The Difference Between the First and Second Amendments

You often hear well-meaning arguments in favor of gun restrictions and limits on the Second Amendment, that no rights granted under the Bill of Rights are absolute, as evidenced by the fact that, even with the First Amendment, you can't "shout fire in a crowded theater".

Aside from incorrectly citing Justice Oliver Wendell Holmes, Jr.'s 1919 opinion in the US Supreme Court case Schenck v. United States which offered "falsely shouting fire in a crowded theater" as the kind of speech the First Amendment should not safeguard - after all, if there really was a fire, it might be a good idea to shout about it - the example when used in support of gun control suggests a false equivalence between words and bullets.

Words, whether spoken or written, do not kill.   Bullets when fired from guns often do.  Words can of course incite to riot or other criminal activity, and, if so, should be punished if there is clear criminal intent. But otherwise, the First Amendment's providing that "Congress shall make no law ... abridging the freedom of speech, or of the press" should indeed be taken literally and as absolute. When that fundamental principle is violated - as when Schenck was arrested for distributing anti-war leaflets, or Nixon tried to prevent The Washington Post and The New York Times from publishing The Pentagon Papers - those violations should not be upheld by the US Supreme or any courts (which is why I thought Holmes' decision was wrong, and the Burger Court's in favor of the publication of The Pentagon Papers was right).

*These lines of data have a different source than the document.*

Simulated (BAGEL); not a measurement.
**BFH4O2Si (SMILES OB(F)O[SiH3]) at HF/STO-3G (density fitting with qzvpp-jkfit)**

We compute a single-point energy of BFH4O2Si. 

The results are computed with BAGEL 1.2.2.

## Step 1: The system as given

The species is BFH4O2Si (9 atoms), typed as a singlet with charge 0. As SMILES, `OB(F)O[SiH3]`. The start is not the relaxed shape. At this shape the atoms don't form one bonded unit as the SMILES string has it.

But bullets are not words, and the Second Amendment never provided any absolute wording about what Congress cannot do in regulating weapons. The Second Amendment does not say "Congress shall make no law" regarding possession of firearms.  What it does say is "the right of the people to keep and bear arms shall not be infringed," and that's something quite different.  Surely that wording does not guarantee the right of the people to bear any arms they choose.  We all would agree, presumably even the NRA, that the Second Amendment does not give people the right to bear rocket launchers with nuclear-tipped weapons.   Where we draw the line can and should be debated.   But assault weapons that can kill and injure hundreds in a few minutes seem manifestly way over any sensible line.

The bottom line of all of this is that we can insist on limitations of the right to bear arms under the Second Amendment without incursions of our absolute rights under the First Amendment.  Such an approach would maximize our effort to safeguard both life and freedom.